Published
Tuesday, May 13, 2008 12:09 AM
by
martin
In my consulting days, I had quite a few engagements where you might call me a performance troubleshooter. That is, the client had already built an app, in some cases it was even in the hands of users, but performance was unacceptably bad. They turned to their platform vendor for help, and they got me.
Performance is a feature, but it's an unusual one in that it can be present one day and so easily obliterated the next, sometimes by changing a single line of code. One technology stands out in my memory as being misused more than any other, and creating performance problems along the way. That technology is XML. This post from Jeff Atwood prompted me to think about this stuff again.
First, we should draw a distinction between the XML Infoset and the normal, textual encoding of XML that Jeff talks so eloquently about. Sure, we all think about angle brackets at the mention of XML, but data structured using the XML Infoset can be encoded in much more efficient ways. Note that WCF (in .NET v3.0 at least) uses XML to format all its messages, but can encode them in various different ways, so that performance can be just as good as Microsoft's older, binary, messaging formats. So it's really the textual encoding of XML that gives performance problems, but until recently I think that's all we had. Certainly I was never aware of tools on the Microsoft platform that did anything different.
Problems usually arose when XML was used as a mechanism for carrying lumps of data between modules, subsystems, call them what you will. Actually, let's think about that. Quite apart from any performance implications, is XML an appropriate "bag" to shift data around - often between components that are sharing an address space? Well, I'd never say "never", but it seems like an odd choice to me. I think in many cases development teams grew tired of typed interfaces between components and thought how much easier life would be if they could pass an XML string. You can put anything in there and it will still compile. That's right: turn all your compile-time errors into runtime ones. Smart move. Going way back I remember ADO Recordsets being used for similar reasons. Now, XML isn't necessarily untyped of course; we do have schema, but to do schema validation simply compounds the performance issues I'm mainly thinking about.

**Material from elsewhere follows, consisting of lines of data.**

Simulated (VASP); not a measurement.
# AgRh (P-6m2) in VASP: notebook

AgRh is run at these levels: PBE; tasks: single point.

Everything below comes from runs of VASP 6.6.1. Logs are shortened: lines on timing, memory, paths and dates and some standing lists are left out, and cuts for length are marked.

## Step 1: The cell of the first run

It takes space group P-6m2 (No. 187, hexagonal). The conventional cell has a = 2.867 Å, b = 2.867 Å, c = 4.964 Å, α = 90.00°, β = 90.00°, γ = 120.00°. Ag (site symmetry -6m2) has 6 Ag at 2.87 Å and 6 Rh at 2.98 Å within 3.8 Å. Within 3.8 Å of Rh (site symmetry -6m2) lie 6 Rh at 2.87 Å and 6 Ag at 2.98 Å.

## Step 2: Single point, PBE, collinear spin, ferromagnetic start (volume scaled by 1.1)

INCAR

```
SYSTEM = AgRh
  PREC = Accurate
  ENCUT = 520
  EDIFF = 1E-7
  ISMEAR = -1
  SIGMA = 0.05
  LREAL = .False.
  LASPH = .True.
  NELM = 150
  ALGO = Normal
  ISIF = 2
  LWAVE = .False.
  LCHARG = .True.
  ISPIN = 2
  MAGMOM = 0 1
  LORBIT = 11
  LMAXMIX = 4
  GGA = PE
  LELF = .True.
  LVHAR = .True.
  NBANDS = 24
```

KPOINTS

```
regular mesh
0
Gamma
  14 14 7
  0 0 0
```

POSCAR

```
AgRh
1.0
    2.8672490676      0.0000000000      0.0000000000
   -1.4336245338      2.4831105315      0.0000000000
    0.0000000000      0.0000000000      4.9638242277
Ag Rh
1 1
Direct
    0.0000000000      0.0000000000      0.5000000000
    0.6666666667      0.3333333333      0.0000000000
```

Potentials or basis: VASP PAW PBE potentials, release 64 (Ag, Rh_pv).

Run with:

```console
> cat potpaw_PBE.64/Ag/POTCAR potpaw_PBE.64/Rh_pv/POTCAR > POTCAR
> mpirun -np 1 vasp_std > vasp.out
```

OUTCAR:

I saw two uses of XML that gave performance problems. One was where data was formatted as XML, with a textual encoding, into a string, then passed across some interface or other. This process incurs CPU overheads to format, encode, decode, parse, etc. and it's also pretty likely that there are memory overheads associated with transferring data in this way. I daresay though that plenty of systems out there work like this and manage to hit their performance goals.
The other, more interesting, scenario was where XML document objects were used rather than strings. I saw this done with msxml DOM objects and System.Xml.XmlDocument. The performance in these cases was usually significantly worse than for simple strings, although that does presume the strings were parsed using SAX or the XmlTextReader or similar, rather than loaded into a document object. The XML document objects are quite big, costly things. They maintain indexes across the data they hold, and they have to store the data in a way that allows them to easily read/write the textual encoding. Creating nodes in a document can typically only be done by making a call on a document object, so in some cases I saw people instantiating document objects simply to create nodes that could then be copied into other document objects. Once I saw around 80 document object instantiations to formulate a single data item that would more naturally have been a graph of typed objects. That's a lot of memory and a lot of CPU cycles.
That leads me to a simple statement that became something of a golden rule for me. If you're going to use a technology, understand it first. In other words, know what it costs.
It sounds so simple, but I'd say almost all the performance issues I ever saw could be traced back to a failure of this simple rule. The people who built those XML-centric systems weren't fools: if they only knew the cost of what they were doing, they'd have done things differently.
Today, I hope never to use code if I don't understand the tradeoffs involved. Does that mean I have to have source code for everything I use? No, although I use Reflector quite a bit. It also means that I experiment with alternatives. I build simple standalone apps to try out different algorithms and understand where they're strong and where they're weak. I've written before about "Big O" notation, and that's another big input for me when choosing data structures and algorithms.
For a long time, at least one of my fellow consultants held the view that XML is evil and should be banned. Of course, XML is a tool, and there are some jobs for which XML is the right tool. I think XML is unusual because, for a while there, a lot of people thought XML was the right tool for every job.